Atmospheric river flowing from Asia to the Pacific Northwest of America.
Composite photo by NASA taken in October 2017. Source: Wikipedia
In A River Runs Through It, two brothers put on their waders and fish the gorgeous Blackfoot River. The Blackfoot rolls west to merge with the Clark Fork at Missoula, later draining into the vast Columbia River system. The Columbia is known as the largest system in the Pacific Northwest (PNW), but that is incorrect. At least one river system is even larger: the atmospheric river.
Atmospheric rivers (AR), elongated tendrils of highly concentrated moisture in the atmosphere, are often thousands of kilometers long and a few hundred wide. They tend to move moist air from the tropics or subtropics northward toward the pole. They play a critical role in the water cycle and, though some are severe, the majority over time have been helpful rather than the reverse.
The total moisture load of these rivers makes them, according to the U.S. Geological Survey (USGS), the largest fresh-water rivers on Earth – though hairsplitters might ask whether ‘on earth’ is proper nomenclature for rivers that flow in the troposphere.
Boise River fly fishing. Photo by Henry Fraczek / Unsplash
When ARs reach land, especially in a mountainous region, the moisture “is pushed upwards, causing much of the water vapor to condense and fall to the ground as rain or snow, creating an atmospheric-river driven storm,” and dumping many times the daily discharge of the Mississippi River on whatever lies below. Often what lies below are California and the Pacific Northwest.
Such phenomena aren’t new: there are usually several moving around the planet all the time, occurring regularly in North America, Australia, and Europe. Recently (2019) one was reported in the Middle East, “potentially resulting from the [sic] climate change.”
ARs are responsible for much of the precipitation in the PNW and numerous other regions, and when they are absent, droughts often result. They are normal, even necessary to the hydrology, climatology, and ecology of many regions.

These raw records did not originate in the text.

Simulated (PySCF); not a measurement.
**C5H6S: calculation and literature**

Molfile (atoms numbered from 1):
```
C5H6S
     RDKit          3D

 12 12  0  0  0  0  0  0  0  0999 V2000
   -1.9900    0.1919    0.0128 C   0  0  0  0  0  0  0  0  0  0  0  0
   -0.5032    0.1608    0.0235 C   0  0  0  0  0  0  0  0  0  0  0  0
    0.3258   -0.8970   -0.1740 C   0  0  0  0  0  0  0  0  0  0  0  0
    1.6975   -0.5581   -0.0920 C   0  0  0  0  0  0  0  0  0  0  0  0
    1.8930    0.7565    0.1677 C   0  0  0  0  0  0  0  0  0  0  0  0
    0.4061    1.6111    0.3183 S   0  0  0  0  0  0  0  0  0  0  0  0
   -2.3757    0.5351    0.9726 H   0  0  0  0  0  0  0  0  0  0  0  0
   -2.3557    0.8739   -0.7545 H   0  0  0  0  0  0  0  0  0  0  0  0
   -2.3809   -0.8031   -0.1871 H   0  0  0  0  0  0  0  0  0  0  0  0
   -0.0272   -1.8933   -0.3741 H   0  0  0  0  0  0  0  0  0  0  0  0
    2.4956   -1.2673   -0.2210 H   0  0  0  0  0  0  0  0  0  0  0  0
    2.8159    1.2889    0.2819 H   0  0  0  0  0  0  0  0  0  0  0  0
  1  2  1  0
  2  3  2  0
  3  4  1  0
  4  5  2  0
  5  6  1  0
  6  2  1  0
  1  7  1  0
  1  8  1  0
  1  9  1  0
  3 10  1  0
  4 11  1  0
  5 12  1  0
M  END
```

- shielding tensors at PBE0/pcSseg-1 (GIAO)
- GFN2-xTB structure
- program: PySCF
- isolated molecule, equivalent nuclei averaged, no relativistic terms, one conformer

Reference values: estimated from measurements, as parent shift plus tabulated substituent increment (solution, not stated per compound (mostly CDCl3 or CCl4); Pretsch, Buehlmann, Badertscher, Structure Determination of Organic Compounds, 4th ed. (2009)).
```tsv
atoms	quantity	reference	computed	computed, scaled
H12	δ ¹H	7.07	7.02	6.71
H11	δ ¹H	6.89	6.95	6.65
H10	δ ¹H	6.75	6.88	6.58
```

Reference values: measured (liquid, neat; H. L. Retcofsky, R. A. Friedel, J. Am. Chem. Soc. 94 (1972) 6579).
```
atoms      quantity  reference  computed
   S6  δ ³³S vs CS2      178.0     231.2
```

Category rating chart for atmospheric rivers.
Their impacts are a matter of severity and, starting in 2019, ARs have been ranked on a scale like hurricanes and tornadoes, from Category 1, the mildest, to the nightmarish Cat 5. Up to now, the trick has been to dodge the most destructive while benefiting from Cat 1 and Cat 2s, but here’s the rub: “the warmer the air is, the more water vapour it can carry.” Spoiler alert: the atmosphere has been warming, and… well, you get the idea.
Per a 2018 study by NASA’s famed Jet Propulsion Laboratory, given the global warming trend, ARs “will become about 10% less frequent by the end of this century, but about 25% longer and wider… That will lead to nearly double the frequency of the most intense atmospheric river storms.” Some areas are expected to be hurt worse than others, researchers at Yale wrote last October. “Europe, for instance, is expected to experience atmospheric river-driven, extreme rain more than 100% more often than over the last century. That means much more frequent strong storms with the potential to harm life and property.”
Keeping the Category Chart in mind, while there may be slightly fewer ARs overall – including fewer ‘primarily beneficial’ Cat 1 and Cat 2 storms – there will likely be a doubling of the Cat 3 – 5 ARs, which tilt way over into the ‘hazardous’ category.
Snowpack on Mt. Deception, Olympic range, Pacific Northwest. Photo by Eggbones, 2019.
Source: Wikimedia Commons.
However, though all assessments appear to agree that ARs will become more destructive, not all models agree there will be fewer. “We expect North Atlantic ARs to become stronger and more numerous by the end of this century,” asserts Carbon Brief, especially under the current high-emissions trend scenario that currently obtains. There may be an increase in the number of days under an AR of between 200%-300% by century’s end.
As we pointed out in our Sustainable Brands article Fool Me Twice: Accepting the ‘Now Normal,’ other impacts of climate change can make ARs even more destructive. It happened last year in the PNW, when a massive AR followed hard on the heels of droughts and wildfires. Events in a ‘heat, fire, drought, flood’ sequence generally lead to unpleasant compound effects, such as landslides, and climate change makes this cascade more and more likely.
Photo by Ryan Arnst / Unsplash
Speaking of which, an ‘extreme’ Atmospheric River drenched the PNW last year, derailing trains, melting snowpack, drowning Vancouver, and closing its critical port. Another hit Washington State just a few weeks ago. The world has a warming atmosphere, and rivers run through it. So long as global warming continues, we may all need to put on our waders, but they may not be enough.